"The message we can take from this 2018 election is that Iraq is, to the extent that Iraqis are participating in parliamentary elections, declaring their independence from the US, and also from Iranian influence," Kwiatkowski said.
Muqtada al-Sadr's alliance won the most parliamentary seats (54) with the Conquest (Fatah) Alliance led by Hadi al-Amiri gaining 47 seats, and the incumbent Prime Minister Haider al-Abadi's Victory Alliance earning 42 votes, Kwiatkowski remarked.
In a 329 member parliament, none of these alliances will rule without joining forces with other parties and political leaders, she commented.
"We can take this election as a sign that the Iraqis realize that nation-building is their job alone and they are starting to do it themselves," Kwiatkowski said.
"Washington's long-term policy in Iraq of facilitating oil extraction by US companies and placement of forward operating bases from which to threaten Iran and Syria, and protect Saudi Arabia and Israel may indeed be impacted by this new Iraqi parliament," she said.
Parties that the United States had supported or worked with were decisively eclipsed in the election, Kwiatkowski pointed out.
"Nouri al-Maliki and the State of Law coalition lost 67 seats, retaining only 25, and the US supported incumbent… came in a weak third with a new coalition that included the INC [Iraqi National Congress], [Ahmed] Chalabi's old party," she said.
The emergence of the Communist Party as part of the leading coalition is just one sign that the US dominated status quo in Iraq will be changing, Kwiatkowski predicted.
US intelligence did not predict or anticipate the success of al-Sadr's populist-nationalist-government crime busting alliance, Kwiatkowski noted.
Muktada al-Sadr had long anti-American credibility and his election could be a sign of a freshening of Iraqi nationalism and an end to sectarian cronyism from Baghdad, Kwiatkowski remarked.
The outcome of the election could lead to "new public attacks on government corruption, more discussion of economic justice (sharing the oil proceeds with the people of Iraq), and increased use of the tactics… to shape Iraqi politics and activate or energize average Iraqis, who are exhausted and impoverished," Kwiatkowski said.
The Kurdish areas of Iraq did not participate fully in the election and resolving the more heavily Israeli and US influenced Kurdish region, and their oil export activity would present a challenge of statesmanship for the new parliament and future Iraqi government, Kwiatkowski emphasized.

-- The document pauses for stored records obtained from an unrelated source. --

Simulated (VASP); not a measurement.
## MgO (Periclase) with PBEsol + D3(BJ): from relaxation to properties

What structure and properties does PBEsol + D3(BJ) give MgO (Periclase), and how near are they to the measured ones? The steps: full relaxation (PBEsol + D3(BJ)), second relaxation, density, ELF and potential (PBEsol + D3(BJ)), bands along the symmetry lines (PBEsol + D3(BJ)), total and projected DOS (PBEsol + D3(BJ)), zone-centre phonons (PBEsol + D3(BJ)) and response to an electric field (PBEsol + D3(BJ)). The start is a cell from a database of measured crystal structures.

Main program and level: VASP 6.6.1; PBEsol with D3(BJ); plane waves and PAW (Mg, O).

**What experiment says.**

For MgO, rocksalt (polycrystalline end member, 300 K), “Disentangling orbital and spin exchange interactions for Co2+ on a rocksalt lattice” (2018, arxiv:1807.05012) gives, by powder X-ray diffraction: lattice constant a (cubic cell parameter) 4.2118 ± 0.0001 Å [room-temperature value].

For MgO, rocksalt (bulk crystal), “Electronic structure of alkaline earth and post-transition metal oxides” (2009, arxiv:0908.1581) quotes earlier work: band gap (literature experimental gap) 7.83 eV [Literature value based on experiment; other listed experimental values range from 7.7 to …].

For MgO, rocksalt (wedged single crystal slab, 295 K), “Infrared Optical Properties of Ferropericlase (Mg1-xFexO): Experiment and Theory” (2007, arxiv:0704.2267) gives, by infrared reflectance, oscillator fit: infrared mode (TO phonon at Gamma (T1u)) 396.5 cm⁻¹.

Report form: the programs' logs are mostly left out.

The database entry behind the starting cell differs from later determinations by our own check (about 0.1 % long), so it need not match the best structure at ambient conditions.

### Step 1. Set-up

The turnout for the elections was low at just over 44 percent and the winning alliances were all new since the 2014 elections, indicating churn and dissatisfaction in Iraqi parliamentary politics, Kwiatkowski stated.
The new Iraqi parliament would have more options and space as oil prices continued to increase, Kwiatkowski added.
"Iraq's oil income will serve the new parliament well and the leading alliances might be able to demonstrate their campaign slogans sooner rather than later," she said.
"[This] new parliament, and… the prime minister it settles on, will be less beholden to US desires and edicts," she said.
Kwiatkowski discounted the likely that the Trump administration would seek to intervene to overturn or seriously challenge the results of the election.
"There is no appetite in Washington, or the United States as a whole, for renewed interference in Iraqi politics. However, any rooting out of government corruption and cronyism, if this goal is pursued by Iraq's new parliament, may indict US interests," she said.
Any changes in Iraq's relations with her immediate neighbors Turkey, Iran, Syria, Saudi Arabia and Kuwait would still be closely watched by Washington, Kwiatkowski added.